Last-minute Christmas panic gifts are not difficult to spot: an “In the Kitchen with Karl Rove“ cookbook; wasabi-scented bath soap; an iTunes gift card that can only be redeemed for Kevin Federline “songs.” Christmas is four days away, and yet 35 million Americans seem to be rolling the dice when estimating their ability to find something great at the last minute.
And for the Beltway CXO looking for gifts that will inspire employees, partners and customers – look no further. I’ve assembled a handy last-minute gift guide that will leave them buzzing for weeks (note to executive: aforementioned buzzing may or may not be positive in nature).

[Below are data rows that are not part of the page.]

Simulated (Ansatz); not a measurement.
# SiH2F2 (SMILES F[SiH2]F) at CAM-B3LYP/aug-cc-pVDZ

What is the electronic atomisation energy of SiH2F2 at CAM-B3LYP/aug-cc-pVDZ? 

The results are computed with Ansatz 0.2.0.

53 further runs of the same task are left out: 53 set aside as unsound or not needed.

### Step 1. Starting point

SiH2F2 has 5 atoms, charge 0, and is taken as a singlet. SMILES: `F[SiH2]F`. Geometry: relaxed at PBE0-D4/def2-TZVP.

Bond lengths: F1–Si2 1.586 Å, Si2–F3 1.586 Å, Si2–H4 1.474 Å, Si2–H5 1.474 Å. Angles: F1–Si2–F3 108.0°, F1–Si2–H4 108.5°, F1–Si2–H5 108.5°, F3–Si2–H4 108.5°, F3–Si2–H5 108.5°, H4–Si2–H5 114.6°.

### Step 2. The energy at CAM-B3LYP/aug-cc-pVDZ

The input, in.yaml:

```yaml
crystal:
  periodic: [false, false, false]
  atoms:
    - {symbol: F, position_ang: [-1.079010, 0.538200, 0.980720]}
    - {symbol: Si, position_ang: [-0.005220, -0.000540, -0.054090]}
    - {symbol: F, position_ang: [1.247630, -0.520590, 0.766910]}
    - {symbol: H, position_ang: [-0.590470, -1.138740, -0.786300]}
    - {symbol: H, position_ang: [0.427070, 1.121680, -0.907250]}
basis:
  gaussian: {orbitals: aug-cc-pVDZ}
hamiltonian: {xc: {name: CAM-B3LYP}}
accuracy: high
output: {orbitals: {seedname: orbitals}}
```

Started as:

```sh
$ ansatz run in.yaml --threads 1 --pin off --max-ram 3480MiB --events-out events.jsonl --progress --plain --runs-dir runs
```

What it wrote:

Executives looking to recognize that special Federal Agency employee while at the same time staying under the $20 gift limit are not out of luck. Might I suggest an IPv6 handbook. Nothing says Merry Christmas like a step-by-step guide to transitioning to the new protocol. (P.S. – re-gifting last year’s IPv4 handbook could in fact cause that Agency’s communications network to implode)
For the Employee:
Beltway executives do not want the hard work of their employees in 2007 to go unnoticed. The long hours, time away from family and devotion to the cause were paramount to your firm’s success. Respond in kind by giving that special employee a “5 Day Telework Gift Card.” That’s right: leave employees smiling with a gift card that can be redeemed for five full days of telework in 2008. You’ll be the hero of the staff, and it will be weeks before they read the find print stating that the gift cards are not valid in the contiguous United States or between the hours of 8am-6pm.
For the Subcontractor:
They helped you land that huge IDIQ contract with the Department of Education and now, it is time to let them know how much you care with a framed copy of the Sub’s 8a certification letter – complete with autographs from the entire SBA management team.
For the CEO of the Company You Acquired:
You bought his/her company for $200 million, and now that person could effectively bathe in caviar every day and still have millions left over in the bank. Bottom line: You’ve done enough for them this year, no gift required.
For the CEO of the Competitor who beat you out on the big contract:
As a child my grandmother eschewed traditional holiday gifts that kids might actually want (i.e. – toys, games) in favor of a certificate that arrived every year notifying me that a constellation had been purchased in my name. This gift was about as useful as the U.S. savings bonds that she sent every year for my birthday paying .00005 percent interest. (in fact, I believe the postage stamp used to mail the Bond was worth more than the Bond itself). Now that I’ve aged it is clear that the Constellation in fact makes the perfect gift…for that CEO at the competitor who walked away with the multi-year $3 billion deal with DHS you spent months bidding on.
In any event, I hope these last-minute holiday gift ideas will serve you well in the few days left before Christmas. Happy Holidays indeed.